Donald Trump’s Senate impeachment trial hurtled towards a swift conclusion on Friday, setting the stage for a vote this weekend on whether to convict the former president for inciting an insurrection.
Trump’s lawyers wrapped up their case on Friday after using just a fraction of the 16 hours they were allotted, after which senators from both parties posed questions to the Democratic impeachment managers and the former president’s legal team.
The trial will resume on Saturday morning, with both sides expected to make closing arguments followed by a final vote that could take place as early as Saturday afternoon.
Trump’s lawyers accused Democrats of a “campaign of retribution” against him and called the article of impeachment an “unjust and blatantly unconstitutional act of political vengeance”.
The former president was impeached last month by the House of Representatives on one charge of inciting an insurrection for his role in the January 6 attack on the US Capitol that left five people dead.
Many of the senators’ questions on Friday focused on Trump’s activities on January 6, including when he learned about the breach at the Capitol and whether Mike Pence was in danger when he sent a disparaging tweet about his own vice-president.
Trump’s lawyers anchored their arguments in several montages featuring Democrats, including reels of lawmakers calling for Trump’s impeachment as far back as early 2017, as well as clips of House members and senators urging their supporters to “fight” for what they believe in.

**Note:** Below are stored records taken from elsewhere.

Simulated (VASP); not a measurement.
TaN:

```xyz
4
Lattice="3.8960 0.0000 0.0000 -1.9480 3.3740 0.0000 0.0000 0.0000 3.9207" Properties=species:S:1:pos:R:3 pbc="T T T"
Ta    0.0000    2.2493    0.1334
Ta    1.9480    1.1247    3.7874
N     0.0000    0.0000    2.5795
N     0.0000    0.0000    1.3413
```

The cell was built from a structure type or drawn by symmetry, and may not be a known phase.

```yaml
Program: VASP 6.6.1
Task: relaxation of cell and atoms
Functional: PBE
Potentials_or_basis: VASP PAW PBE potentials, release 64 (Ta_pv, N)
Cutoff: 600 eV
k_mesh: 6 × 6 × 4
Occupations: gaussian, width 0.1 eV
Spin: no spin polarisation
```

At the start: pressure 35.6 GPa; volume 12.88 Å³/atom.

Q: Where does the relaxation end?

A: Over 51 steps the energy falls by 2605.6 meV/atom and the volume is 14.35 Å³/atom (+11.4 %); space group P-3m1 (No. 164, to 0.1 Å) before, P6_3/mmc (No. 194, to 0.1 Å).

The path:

The legal team sought to equate Democrats’ use of the word “fight” with Trump’s own invocation to crowds of his supporters on the National Mall on January 6. Shortly before the riot, he said: “If you don’t fight like hell, you’re not going to have a country any more.”
Addressing Democrats in the Senate chamber, trial lawyer David Schoen said: “You didn’t do anything wrong . . . It’s a word people use, but please stop the hypocrisy.”
At one point, Michael van der Veen, one of Trump’s lawyers, claimed “extremists of various different stripes and political persuasions” had participated in the January 6 siege, and repeated the false claim that arrested rioters were members of Antifa, or far-left activists.
Trump’s legal team argued the former president’s speech was protected under the First Amendment of the US Constitution. His lawyers have also repeatedly argued the Senate does not have jurisdiction to try a former president.
Schoen and Bruce Castor Jr, a former prosecutor from Pennsylvania, were widely criticised earlier this week for their performance in a debate on the constitutionality of the trial. One Republican senator, Bill Cassidy of Louisiana, responded to their arguments by voting with Democrats. “As an impartial juror, I’m going to vote for the side that did the good job,” he said.
Cassidy was pictured on Thursday holding a statement suggesting he was preparing to acquit the president, although his staff said that it did not mean he had made a final decision.
Trump’s lawyers met on Thursday with a small group of GOP senators who are among the former president’s most ardent defenders, including Lindsey Graham of South Carolina and Ted Cruz of Texas. The move attracted criticism given senators swore an oath to act as impartial jurors in the trial.
Cruz told reporters after the meeting that senators shared their “thoughts” on the team’s legal strategy.
“I think the end result of this impeachment trial is crystal clear to everybody,” he added. “Donald Trump will be acquitted, and every person in the Senate chamber understands there are not the votes to convict him.”
Friday’s presentation came after two days of arguments from House Democrats, who are acting as prosecutors in the case. Led by Jamie Raskin, a Democratic congressman from Maryland, their presentation included hundreds of Twitter messages, videos and speeches from the former president, as well as previously unseen security camera footage from inside the Capitol during the riot.
Several Republican senators praised the Democrats’ presentation. But a critical mass of Republicans is unlikely to vote to convict Trump, or bar him from holding future office, with a majority of them previously voting that the trial is not constitutional.
Under the constitution, two-thirds of the US Senate would need to find Trump guilty in order for him to be convicted — something that would require the support of 17 Republican lawmakers given the upper chamber of Congress is currently split, 50-50, between Republicans and Democrats. Trump could then be banned from holding future office with a simple majority vote.
Joe Biden told reporters at the White House on Friday morning that he was “anxious” to see how Republicans voted in the trial.
“I’m just anxious to see what my Republican friends do, if they stand up,” he said. Biden, who was sworn in as president on January 20, spent several decades in the Senate before serving as Barack Obama’s vice-president.
Last month, more than 150 legal scholars, including the founder of the conservative legal group the Federalist Society and several of its members, wrote an open letter arguing the constitution allowed for the trials of both current and former public officials.
Trump’s impeachment has exposed long-simmering tensions within the Republican party and underscored the grip the former president retains on the party’s voters and elected lawmakers.
In an interview published on Friday in Politico Magazine, Nikki Haley, the former Republican governor of South Carolina who is widely seen as a potential candidate for president in 2024, said impeachment proceedings were a “waste of time” but insisted Trump would not be running for office again.
“I don’t think he’s going to be in the picture,” she said in the interview, which was conducted on January 12, one day before Trump was impeached by the House. “I don’t think he can. He’s fallen so far.”